(To read Dear Richard–an open letter to a murderer, click here.)
“What if we stopped at the Co-op for a bottle of wine?” I whispered to my husband, and then I sucked in a deep breath at the thought.
“Okay,” he answered quietly.
“It might be good to get it over with,” I explained, “especially all together.”
When we took Exit 1 into Brattleboro, I prepared the boys, checking in to see how they felt about heading into the store after the tragedy. Once down Canal Street, we noted that the new construction had enjoyed a growth spurt since we last saw it in July–adding an entire floor to our soon to be store.It felt good to know that the work on our new space continued, even while the tragedy temporarily closed the Co-op’s doors just a week before.
The parking lot was bustling with activity on this Tuesday evening, and we were lucky to find a spot for our car. I took my time getting out–both searching and avoiding faces.
Once inside, I surprised myself by stepping right toward the wine department where I picked up a new sustainable chardonnay, without looking for Richard. Just as I placed a bottle into my cart, a shopper approached me to thank me for my writing. She had attended the vigil, but was saddened to note that there was no mention of Richard. “What must have he been going through to do what he did?” she asked before heading off with her young son to finishing shopping.
In addition to the bottle of wine which initiated this bold re-entry into the Co-op, I went even deeper into Richard’s department and lingered by the beer cooler to find just the right brew to hold onto summer. It was only then that I glanced up into the office booth where I noted two strangers, and then Tony–who was always there when Richard wasn’t.
My husband and I then ventured down each aisle of the grocery store to jump start our return to a kitchen after two weeks of eating out on vacation. I noted that there were a lot of “connections” going on and I imagined and hoped that the Co-op management loosened up on the caution against socializing during work.

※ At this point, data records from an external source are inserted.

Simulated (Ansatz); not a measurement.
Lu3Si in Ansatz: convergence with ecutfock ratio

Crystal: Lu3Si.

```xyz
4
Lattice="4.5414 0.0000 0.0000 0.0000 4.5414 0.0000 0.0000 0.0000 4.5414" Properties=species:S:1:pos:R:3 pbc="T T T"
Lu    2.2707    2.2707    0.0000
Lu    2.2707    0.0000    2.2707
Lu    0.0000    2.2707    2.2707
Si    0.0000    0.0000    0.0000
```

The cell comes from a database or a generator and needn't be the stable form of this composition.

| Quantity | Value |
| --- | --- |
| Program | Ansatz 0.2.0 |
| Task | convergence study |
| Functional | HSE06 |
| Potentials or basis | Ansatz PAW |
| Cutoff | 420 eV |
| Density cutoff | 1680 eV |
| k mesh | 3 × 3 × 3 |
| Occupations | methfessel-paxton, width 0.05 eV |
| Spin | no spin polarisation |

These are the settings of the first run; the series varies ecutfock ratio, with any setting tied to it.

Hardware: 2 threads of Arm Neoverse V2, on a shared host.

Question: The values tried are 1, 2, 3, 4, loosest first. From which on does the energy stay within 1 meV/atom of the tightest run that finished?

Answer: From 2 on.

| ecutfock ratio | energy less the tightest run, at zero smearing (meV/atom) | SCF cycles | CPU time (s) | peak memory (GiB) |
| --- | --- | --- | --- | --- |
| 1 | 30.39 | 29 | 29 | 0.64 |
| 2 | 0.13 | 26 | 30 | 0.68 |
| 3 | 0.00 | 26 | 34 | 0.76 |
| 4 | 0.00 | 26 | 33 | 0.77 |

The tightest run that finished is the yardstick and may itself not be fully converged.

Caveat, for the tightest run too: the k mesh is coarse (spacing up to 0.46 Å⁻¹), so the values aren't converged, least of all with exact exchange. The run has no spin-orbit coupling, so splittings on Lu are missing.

As we rounded the corner past the Red Hen seeded baguettes, my sons’ eyes caught a board filled with pink paper hearts beside the customer service window. We stepped up to this impromptu altar and took in the expressions of love, but felt unable or unready to take part ourselves.
As we finished our shopping, we paused in the Natural Living Department where my son asked the clerk to help him find Emu oil from the scar left behind by the stitches. Before Peggy pointed him in the right direction, she thanked me for my writing and then embraced, before she got back to business.
I continued toward the checkout numbly, and pushed my cart up beside Tom– the cashier who I knew the best from my days on staff. Neither of us said a word about what happened, and I wasn’t sure if I was being considerate or afraid or wise.
Perhaps the Co-op needs to get back to business as normal, I rationalized. But why were there so many unfamiliar faces on the floor? And how is it that I didn’t know Michael Martin, when I know most of the other managers by name.
Overall, it felt good to return to the Co-op and to fill my cart and to restock their registers; but it came at a cost. By the time we arrived home in Marlboro, 20 minutes away, I was still shaky. It had taken all my self-control not to weep as I stood in the wine department or passed the back office space. Thankfully, my sunglasses were still on.
At home the guys set to unpacking the car while I began packing a picnic for South Pond. If I hurried, we’d catch the sun before it dropped behind the mountain, and I needed that. Although I’d been the one who offered to put away the groceries, I noticed my husband beside me pitching in. He had already emptied the car while I had hardly made a dent in what I had offered to do. The trip to the Co-op left me unable to focus.
We were hungry by the time we got to the pond, but I had grown too nauseous to eat. I had also forgotten the glasses and the plates and the napkins, and most important of all–the wine opener. Friends frequently remark on my ability to pack in a dinner, and tonight they would have found my forgetfulness even more remarkable.
While my husband took a dip in the cool August waters, I began slicing our first harvest of tomatoes and cukes and peppers. I used the same small cutting board to cut the Red Hen and then the fresh mozzarella. I tore the basil into tiny pieces and then doused them with olive oil for dipping.
“It’s weird to be sitting here near the tennis courts,” said my husband, as he joined me at the table. It was this time of day that Richard and his wife would leave the pond with rackets in hand.
As we shared a simple meal, the water sparkled one last time, and a large plane flew overhead–dramatically punctuating the harbinger of summer’s waning–as the sun disappeared behind the hillside.
It had been a mistake to go the Co-op on our first night back, but it had felt right to do so.